Posted on 12/20/2012 5:16:50 PM PST by kristinn
Capitol Hill reporters on Twitter writing Speaker Boehner has dropped Plan B fiscal cliff vote tongiht after revolt from House Republican caucus. House will recess until after Christmas.
After raucus closed dooor House GOP meeting, Boehner says House has already passed bills to cut spending and taxes to avert fiscal cliff and the ball is the court of the Senate and President Obama.
Plans C, D, E and F
Posted by Jennifer Rubin on December 21, 2012 at 9:00 am
The House Republicans have joined the White House and Senate Democrats in the dont know how to govern department, none of them coming up with a plan that can pass either body, let alone both. GOP aides on Capitol Hill seem genuinely baffled as to what comes next. Here are some possible scenarios.
Plan C: The White House and Senate Majority Leader Harry Reid (D-Nev.) cook up a putrid bill (from conservatives standpoint), including tax hikes (in excess of Clinton-era rate hikes for the rich) and phony cuts. Reid jams it through the Senate. House Democrats announce they will support it unanimously, and the House Republicans are forced to swallow it or allow everyones taxes to go up.
Plan D: Reid and Obama cant come up with anything to pass the Senate. They agree to extend the tax rates and hold off on the sequestration for 90 days, continuing to torture the entire country.
Plan E: Obama and House Speaker John Boehner reach a deal that a minority of House and Senate Republicans could support but that will command near unanimity among House and Senate Democrats. By definition it is worse than anything a majority of Republicans could agree upon.
Plan F: Boehner and the president return to the bargaining table. But now Boehner is in a worse bargaining position since he cant provide enough votes to pass the House. They therefore jointly craft a bill that is less acceptable to the Republicans than prior offers but can gain the support of Republicans. (The notion that the president after last nights fiasco will be compelled to move closer to Boehner is, well, fanciful. He has his foot on Republicans necks and he is not about to let up.)

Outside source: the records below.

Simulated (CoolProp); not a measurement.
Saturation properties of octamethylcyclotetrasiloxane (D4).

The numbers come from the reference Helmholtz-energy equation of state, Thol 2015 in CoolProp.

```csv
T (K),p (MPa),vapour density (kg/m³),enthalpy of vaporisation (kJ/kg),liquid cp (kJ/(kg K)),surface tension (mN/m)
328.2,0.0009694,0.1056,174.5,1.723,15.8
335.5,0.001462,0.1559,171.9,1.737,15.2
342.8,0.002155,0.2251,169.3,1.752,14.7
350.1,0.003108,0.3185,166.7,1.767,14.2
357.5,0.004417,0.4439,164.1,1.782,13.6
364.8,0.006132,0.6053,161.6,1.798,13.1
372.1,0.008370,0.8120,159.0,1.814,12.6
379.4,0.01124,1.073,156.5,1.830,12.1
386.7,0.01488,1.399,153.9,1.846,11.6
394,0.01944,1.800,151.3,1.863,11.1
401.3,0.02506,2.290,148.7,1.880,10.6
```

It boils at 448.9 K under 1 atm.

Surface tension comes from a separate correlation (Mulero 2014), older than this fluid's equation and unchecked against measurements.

There are probably some other scenarios, but, truth be told, there are no good ones. And if this is bad, imagine how horrendous the debt-ceiling talks will be.
Sure would suck if they had to stop funding terrorists to pay for all the undeserved welfare cheats.
Instead, they will cut SS without any plan to fix/replace it, raise taxes and spend MORE on Foreign aid to everyone but Israel.
And some on the right will call it conservative.
What good are conservatives with power if they have no principles?
If it means compromising basic principles, then there should be no deal. We need to get away from this mindset that we must make a deal to postpone the next crisis or to gain a partisan advantage and start dealing with the macro issues that are sending this country into a cosmic economic wormhole.
Obama intentionally creates this crisis atmosphere that forces Reps to accept these last minute deals without any real discussion of the long term effects. He did it with Obamacare --you have to pass the bill before you can find out what is in it--, raising the debt limit coupled with sequestration, and now we have the fiscal cliff crisis that has an artificial Dec 31 deadline. The Reps will again be stampeded into "getting the best deal possible." But this will not address our spending problems and entitlement reform, the real drivers of debt and deficit. Now is the time to dig in our heels and force a national conversation on where this nation stands on our fiscal problems. The increased taxes on everyone, the plunge in the stock market, and a return to a recession (which may have happened anyway) should get everyone's attention and lend some urgency and focus to the discussions.
Getting the best deal possible will divide the GOP not unite it. Again, the only reason that Obama is pushing this narrative that the rich must pay their fair share is to destroy the GOP. It raises very little revenue in the grand scheme of things. And the "rich" (those earning over $250K) will already see large tax increases due to Obamacare. And Obama has already positioned himself as the defender of the entitlement programs with the GOP being the mean-spirited grinch that wants to take away benefits for the old and poor children. Even if there were some small changes to entitlements in any proposed deal, the Dems and Obama would say they were forced into it by the Reps.
LOL, I learned that painful lesson long ago.
Had a power glitch. I thought the Myans had arrived ;)
I look at it as another opportunity to make more tyops...
Plans C, D, E and F
Pretty much sums it up. We can either try to triangulate the dems or get steamrolled. The reality is taxes are going up and spending will not be cut in a meaningful way. No daydream will change those facts on the ground.
It seems the Tea Party Caucas chose to jump under the bus. Speaker Pelosi won’t care why.
Boehner will lose the House for the republicans in 2014
The Punk has won re-election, and he now thinks of himself as a god. The fact is that taxes on the top .2% will make the economy WORSE, and no Republican with any sense would broach a “compromise” deal. The GOP is not called the “stupid party” for nothing. Bob
The Punk has won re-election, and he now thinks of himself as a god. The fact is that taxes on the top .2% will make the economy WORSE, and no Republican with any sense would broach a “compromise” deal. The GOP is not called the “stupid party” for nothing. Bob
Not necessarily, because not only would it have protected 99.8% (including the huge number of businesses from $250,000 - $1 M) it would have pressured Obama to implement more ENTITLEMENT CUTS which may have been the more beneficial catalyst for the economy.
Boehner was trying to play chess. The dissenters didn't get it.
Boehner can't even grasp the rules of hide-and-seek, what the heck are you talking about chess, ROTFLMAO.
Obamacare will raise our taxes and spending regardless.
Debt ceiling will be the real fight.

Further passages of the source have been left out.